QBI Deduction for Trust

The new tax law created a qualified business income (QBI) deduction for taxpayers other than regular “C” corporations. The law allows the "combined qualified business income " amounts plus 20% of the aggregate amount of qualified real estate investment trust dividends. This amount is 20% of the QBI for each trade or business if the taxpayer's taxable income is under the threshold. For purposes of a determining taxable income of a non-grantor trust, the determination is done before the distribution deduction and exemption amount.

For this very reason, the enactment provides one more reason it’s advisable to create separate trusts for individual beneficiaries instead of a single trust. A single trust for the benefit of all the children, and at first glance may be less expensive to implement. But depending on the economics of the investment, the ages and risk tolerance, a separate trusts for each child maybe more advisable and allows for those trusts to create separate sub trusts for succession planning.

Two or more trusts are treated as one trust if they have substantially the same grantor or grantors and substantially the same primary beneficiary or beneficiaries, and a principal purpose of the trusts is the avoidance of federal income tax. The Service ruled that if a trust is divided into sub trusts and each sub trust has a different primary beneficiary, each sub trust will be treated as a separate trust for federal income tax purposes. Even though the proposed regulations creates a presumption of tax avoidance if separate trusts create a significant income tax benefit, the test of primary beneficiaries being the same is still required for aggregation of trusts. Therefore, the creation or partition of trusts for separate beneficiaries should not violate Sec. 643(f).
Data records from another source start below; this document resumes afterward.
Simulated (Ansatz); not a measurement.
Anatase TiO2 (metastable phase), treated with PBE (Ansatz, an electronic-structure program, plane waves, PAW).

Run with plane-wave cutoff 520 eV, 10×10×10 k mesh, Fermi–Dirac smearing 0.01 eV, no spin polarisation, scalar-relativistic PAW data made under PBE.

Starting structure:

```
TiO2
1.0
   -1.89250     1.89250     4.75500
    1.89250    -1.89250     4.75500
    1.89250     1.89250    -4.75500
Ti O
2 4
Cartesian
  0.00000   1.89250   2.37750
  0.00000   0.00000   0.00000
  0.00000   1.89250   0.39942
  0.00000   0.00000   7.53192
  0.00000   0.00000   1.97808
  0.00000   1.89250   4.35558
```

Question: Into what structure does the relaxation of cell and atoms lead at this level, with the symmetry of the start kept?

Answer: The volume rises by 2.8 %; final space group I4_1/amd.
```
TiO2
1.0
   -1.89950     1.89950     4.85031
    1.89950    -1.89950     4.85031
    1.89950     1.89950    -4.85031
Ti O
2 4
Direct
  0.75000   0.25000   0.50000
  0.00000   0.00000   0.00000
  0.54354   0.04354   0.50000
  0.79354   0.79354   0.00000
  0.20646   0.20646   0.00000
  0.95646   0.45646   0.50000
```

The threshold for nongrantor trusts is $157,500. If the taxpayer's income exceeds the threshold, the amount is the lesser of:

(1) 20% of the QBI for each trade or business or

(2) the greater of (a) 50% of the W-2 wages of the qualified trade or business or (b) the sum of 25% of the wages of the qualified trade or business plus 2.5% of the unadjusted basis immediately after acquisition of all qualified property.

The deductible amount is the combined QBI amount, limited to 20% of the excess, the taxpayer's taxable income for the tax year over the taxpayer's net capital gain for that tax year.